This is the same person who compared President Obama to Hitler-- Editorial: 'Hitler' remark makes Broun irrelevant in D.C.:

Well, it's the fact that Obama has proposed an expansion of this country's national service effort, a call to community service aimed at boosting this country's security by working to improve its infrastructure, do a better job educating its citizens, and help those citizens stay healthy. An Obama campaign document readily available on the Web, "The Blueprint for Change: Barack Obama's Plan for America," offers up additional details on the president-elect's community service proposal.

For Broun, that plan somehow translates into, as he noted in a Tuesday story from the Associated Press, "exactly what Hitler did in Nazi Germany, and ... exactly what the Soviet Union did. When he's (Obama) proposing to have a national security force that's answering to him, that's as strong as the U.S. military, he's showing me signs of being Marxist."
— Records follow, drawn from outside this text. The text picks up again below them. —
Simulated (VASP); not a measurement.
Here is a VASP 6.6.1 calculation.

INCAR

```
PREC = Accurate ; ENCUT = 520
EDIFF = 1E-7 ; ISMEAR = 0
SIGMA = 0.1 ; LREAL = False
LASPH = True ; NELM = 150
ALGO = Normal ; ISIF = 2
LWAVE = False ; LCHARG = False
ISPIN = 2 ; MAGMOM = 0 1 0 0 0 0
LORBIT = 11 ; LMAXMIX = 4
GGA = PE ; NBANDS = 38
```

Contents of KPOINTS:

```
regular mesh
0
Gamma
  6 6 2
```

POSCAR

Our congressman went on to say, "We can't be lulled into complacency. You have to remember that Adolf Hitler was elected in a democratic Germany. I'm not comparing him (Obama) to Adolf Hitler. What I'm saying is there is the potential of going down that road."

Congressman Broun was of course comparing Obama to Hitler, a comparison that his denial only served to reinforce. And then, Broun compounded his non-denial denial by subsequently offering a non-apology apology on an Augusta radio station, using the smarmy and ultimately meaningless line, "I apologize to anyone who has taken offense at that."